House 200 White House of the Confederacy

House 200 “From the Attic” | Mutual Assurance Records


By John Coski
Historian

The first photos and detailed descriptions of the building known to history as the White House of the Confederacy come from the days immediately following the end of Confederate Richmond, and owe to its “Yankee” conquerors. The handful of exterior photos and the judgmental descriptions of the public rooms, used in conjunction with Varina Davis’ postwar recollections of the floor and room arrangements provided the broad outline for restoring the home to its wartime appearance.

But the house at 12th and Clay streets – known primarily throughout the antebellum era as the “Brockenbrough House” after its builder – was already 43-years old when it became the Confederacy’s executive mansion in August 1861. Is there any way of knowing what the house looked like or what it changes it underwent before 1861?  

We’ll likely never have a detailed answer to that question, but generations of the Museum’s curators and architectural historians have been able to glean an overall impression from careful and critical analysis of the house’s fabric (such as original woodwork, wall, paint, and wall coverings) and from an important documentary source.

The “Mutual Assurance Society, against Fire on Buildings, of the State of Virginia” was incorporated in 1794 and quickly became a primary insurer of homes and businesses in Richmond and beyond. Its records reveal not only ownership and value of properties (information available in deeds and property tax records), but diagrams of primary and secondary structures.

The records of the Mutual Assurance Society survive, are housed at the Library of Virginia and portions of them are available online.

Because the original builder and subsequent pre-war owners of the future White House of the Confederacy insured it through the Mutual Assurance Society, we can trace the general evolution of the property.

The first policy that Dr. John Brockenbrough took out for his new house at the corner of 12th and Clay Streets (he was then living at the northwest corner of 11th and Clay St.) was dated January 1, 1818. “A Dwelling hse. Walls of Brick __ feet by __ feet 2 ½ stories high covered with slate” was insured for $7,000.

He revised the policy seven months later to account for progress made in what was obviously on ongoing building project. “[M]y two buildings on the south side of K St. corner of 12th street, in the City of Richmond now occupied by no person, but intended to be occupied by myself.” He insured the dwelling house for $20,000 and a new servants’ house for $800. The accompanying sketch of the property described that servants’ house as “A kitchen & Dwelling walls of Brick __ feet by __ feet cov[ere]d with wood” and clarified further that it was not within 30 feet of the main dwelling.

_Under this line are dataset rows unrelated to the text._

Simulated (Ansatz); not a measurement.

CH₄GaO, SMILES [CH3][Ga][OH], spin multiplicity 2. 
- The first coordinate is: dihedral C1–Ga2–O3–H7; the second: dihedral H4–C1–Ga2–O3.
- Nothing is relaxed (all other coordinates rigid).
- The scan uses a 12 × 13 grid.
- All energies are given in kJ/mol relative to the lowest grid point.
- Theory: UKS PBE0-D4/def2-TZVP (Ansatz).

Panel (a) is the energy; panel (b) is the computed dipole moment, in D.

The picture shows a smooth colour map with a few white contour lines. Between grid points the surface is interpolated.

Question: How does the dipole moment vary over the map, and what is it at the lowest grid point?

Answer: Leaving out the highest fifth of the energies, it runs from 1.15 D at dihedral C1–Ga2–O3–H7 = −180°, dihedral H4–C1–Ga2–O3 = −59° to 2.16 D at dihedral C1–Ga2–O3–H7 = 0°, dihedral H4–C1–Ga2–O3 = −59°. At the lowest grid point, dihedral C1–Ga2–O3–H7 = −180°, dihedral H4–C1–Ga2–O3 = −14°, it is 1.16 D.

John Brockenbrough’s August 1818 policy for his property at 12th and Clay streets shows a dependency and his recently occupied dwelling house, still without the grand south portico that showed up on the policy he took out in 1822.

The 1822 policy specified the house’s dimensions (67’ x 52’), noted that the brick walls were “plastered out,” and that the house now boasted a columned portico on its south side. The smaller building, now characterized as a one-story “Dwelling house” similarly boasted a porch fronting on 13th St., and was insured for $1,000.

Brockenbrough later re-evaluated his property and insured it for a lower amount ($16,500), and the man who bought the house from him in 1844 reduced the insured value to $14,300.

But the 1844 insurance policy drawing reveals that James Morson added five other (apparently uninsured) brick and slate roof structures contiguous to the main dwelling house.  Other documents and later photographs show those structures to be stables, carriage house, and curtain wall. The policy described the other dwelling house as a “Gardener’s house.”

The last of the Mutual Assurance policies for the house, taken out in 1851 by James A. and Sarah B. Seddon, who had purchased it from Sarah’s brother, James Morson, in 1845, suggests a change in the house’s roof from slate to tin.

Although the Mutual Assurance Society policies do not provide many details that we would like to know about the “Brockenbrough House,” they do provide the best surviving documentation of the building’s and the property’s overall appearance. The Mutual Assurance Society collection overall allows historians to virtually reconstruct large parts of 19th-century Richmond and other Virginia cities and towns.


The Mutual Assurance Society policies were among the indispensable sources for the virtual 3-D map of wartime Richmond created by former Museum staff member Eric App.